Seth Godin is my go to person on the internet when it comes to reading good stuff, especially about marketing. Because in Marketing it’s NOT always about what’s right or wrong/ good or bad/ black or white, but what really INSPIRES you! While I have been reading his blogs (since forever) that touch upon a myriad of topics, this is a first time I have read one of his books interestingly named “All Marketers Are Liars”.
Now I guess my reflex retort to a statement like this would be “hey…you watch your tongue!” because for a marketer (this is an assumption…it could just be me) this is just below the belt. So, when you see a marketing bestseller by a marketing guru called “All Marketers Are Liars” you are bound to be intrigued and thus begins a successful story telling which BTW is what this book is all about.
Who should read this book?
- Marketing professionals who are grappling in the dark with hackneyed marketing stunts that doesn’t interest their target customers anymore.
- People who want to start marketing with a fresh perspective on a clean slate.
- People seeking an explanation to why Marketers are NOT liars (like me)

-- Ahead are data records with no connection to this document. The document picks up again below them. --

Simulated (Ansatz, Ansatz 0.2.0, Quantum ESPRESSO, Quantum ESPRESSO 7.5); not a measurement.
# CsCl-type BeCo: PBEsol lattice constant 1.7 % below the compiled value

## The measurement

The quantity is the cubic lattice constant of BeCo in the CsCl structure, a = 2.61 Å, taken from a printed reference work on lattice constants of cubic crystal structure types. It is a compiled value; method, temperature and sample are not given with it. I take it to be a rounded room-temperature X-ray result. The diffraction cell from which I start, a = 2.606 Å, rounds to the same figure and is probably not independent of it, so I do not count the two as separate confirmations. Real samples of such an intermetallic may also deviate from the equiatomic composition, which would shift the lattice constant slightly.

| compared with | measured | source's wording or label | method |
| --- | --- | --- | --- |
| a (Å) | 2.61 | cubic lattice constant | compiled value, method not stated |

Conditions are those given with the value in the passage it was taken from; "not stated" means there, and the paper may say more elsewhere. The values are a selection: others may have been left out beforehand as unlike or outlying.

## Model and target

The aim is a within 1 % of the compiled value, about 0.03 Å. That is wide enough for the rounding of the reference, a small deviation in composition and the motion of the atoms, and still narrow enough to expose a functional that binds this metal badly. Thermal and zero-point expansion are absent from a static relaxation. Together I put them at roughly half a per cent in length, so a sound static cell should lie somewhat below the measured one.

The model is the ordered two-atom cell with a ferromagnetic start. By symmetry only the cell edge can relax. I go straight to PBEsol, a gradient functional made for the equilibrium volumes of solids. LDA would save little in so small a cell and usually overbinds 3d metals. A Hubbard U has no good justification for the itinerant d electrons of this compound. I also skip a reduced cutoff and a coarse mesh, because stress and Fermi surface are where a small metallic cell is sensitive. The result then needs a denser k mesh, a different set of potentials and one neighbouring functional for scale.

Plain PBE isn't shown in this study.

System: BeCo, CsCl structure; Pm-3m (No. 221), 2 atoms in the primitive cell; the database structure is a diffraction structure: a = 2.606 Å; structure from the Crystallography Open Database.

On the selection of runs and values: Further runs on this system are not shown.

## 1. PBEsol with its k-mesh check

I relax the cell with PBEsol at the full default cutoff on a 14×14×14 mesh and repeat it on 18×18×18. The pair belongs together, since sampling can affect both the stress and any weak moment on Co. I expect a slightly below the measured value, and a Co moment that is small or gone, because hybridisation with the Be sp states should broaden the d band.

- Marketers are a special kind of liars. Marketers lie to consumers because consumers demand it. Marketers tell the stories, and consumers believe them.
- A great story is true. Not true because it’s factual, but true because it’s consistent and authentic. Great stories are trusted. Trust is the scarcest resource we’ve got left. As a result, no marketer succeeds in telling a story unless he has earned the credibility to tell that story.
- A marketer can spend plenty on promoting a product, but unless consumers are actively engaged in believing the story, nothing happens.
- Marketers are not liars; they are just story tellers. Consumers are liars who tell them stories they believe in. Successful marketers are just the providers of stories that consumers choose to believe.
- There are only two things that separate success from failure in most organizations today:
- Invent stuff worth talking about.
- Tell stories about what you’ve invented
“Great stories are subtle.
Great stories happen fast.
Great stories don’t appeal to logic, but they often appeal to our senses.
Great stories are rarely aimed at everyone.
Great stories don’t contradict themselves.
And most of all, great stories agree with our worldview.”
This book serves the purpose… it makes you believe in the storytelling mechanism, in telling people what they already know but want to hear from you. Surely marketing is much more than a creating a make believe concept for consumers to get on-board but at the very crux of it…yes, people will ask what’s your story!